I have two clusters - 1. Cloudera Hadoop- Spark jobs run here 2. Cloud - Cassandra cluster, multiple DC
While writing a dataframe from my spark job to a cassandra cluster, I am doing a repartition (repartionCount=10) in spark before writing. See below:
import org.apache.spark.sql.cassandra._
records.repartition(repartitionCount).write.cassandraFormat(table, keySpace)
.mode(SaveMode.Append)
.options(options)
.option(CassandraConnectorConf.LocalDCParam.name, cassandraDC.name)
.option(CassandraConnectorConf.ConnectionHostParam.name, cassandraDC.hosts)
.save()
In my multi tenant spark cluster, for a spark batch load with 20M records, and below configs, I see lot of task failures, resource preemption and on the fly failures.
spark.cassandra.output.batch.grouping.buffer.size=1000
spark.cassandra.output.batch.grouping.key=partition
spark.cassandra.output.concurrent.writes=20
spark.cassandra.connection.compression=LZ4
How should I tune this? Is the repartition to blame?
PS: My understanding in the beginning was: For a load with 20M rows, the "repartition" should distribute load evenly over executors (partition with 2M rows each), and batching will be done on these partition level (on 2M rows). But now, I am doubting is this causing unnecessary shuffle, if the spark-cassandra-connector is doing batching on whole dataframe level (whole 20M rows).
UPDATE: Removing the "repartition" brought down the performance a lot on my cloudera spark cluster (default partitions set at spark level is - spark.sql.shuffle.partitions: 200
), so i dug a bit deeper and found my initial understanding was correct. Please note my spark and cassandra clusters are different. Datastax spark-cassandra-connector opens one connection per partition with a cassandra coordinator node, so I have decided to let it be the same. As Alex suggested, I have reduced the concurrent writes, I believe that should help.

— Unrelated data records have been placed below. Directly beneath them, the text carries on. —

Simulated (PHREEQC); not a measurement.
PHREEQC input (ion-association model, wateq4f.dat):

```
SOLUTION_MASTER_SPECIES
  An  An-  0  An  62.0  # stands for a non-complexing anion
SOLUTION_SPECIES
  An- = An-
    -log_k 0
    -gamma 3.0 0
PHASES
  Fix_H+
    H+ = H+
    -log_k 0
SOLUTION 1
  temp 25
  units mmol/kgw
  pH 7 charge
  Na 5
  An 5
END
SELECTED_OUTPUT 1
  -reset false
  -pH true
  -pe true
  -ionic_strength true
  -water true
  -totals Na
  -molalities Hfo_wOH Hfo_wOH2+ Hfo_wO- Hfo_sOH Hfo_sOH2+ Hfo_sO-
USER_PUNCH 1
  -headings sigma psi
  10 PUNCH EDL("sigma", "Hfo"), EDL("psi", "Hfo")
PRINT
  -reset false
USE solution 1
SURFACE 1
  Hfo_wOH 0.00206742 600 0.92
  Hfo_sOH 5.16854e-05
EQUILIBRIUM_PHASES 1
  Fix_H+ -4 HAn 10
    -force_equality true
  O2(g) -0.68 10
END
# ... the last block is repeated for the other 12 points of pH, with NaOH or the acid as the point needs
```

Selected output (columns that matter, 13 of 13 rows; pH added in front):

You don't need to do repartition in Spark - just write data from Spark to Cassandra, don't try to change Spark Cassandra Connector defaults - they are work fine in the most situations. You need to look what kind of stage failures happening - most probably you're simply overloading Cassandra because of spark.cassandra.output.concurrent.writes=20
(use default value (5
)) - sometimes having less writers help to write data faster as you don't overload Cassandra, and jobs aren't restarted.
P.S. partition
in the spark.cassandra.output.batch.grouping.key
- it's not a Spark partition, it's Cassandra partition that depends on the value of partition key column.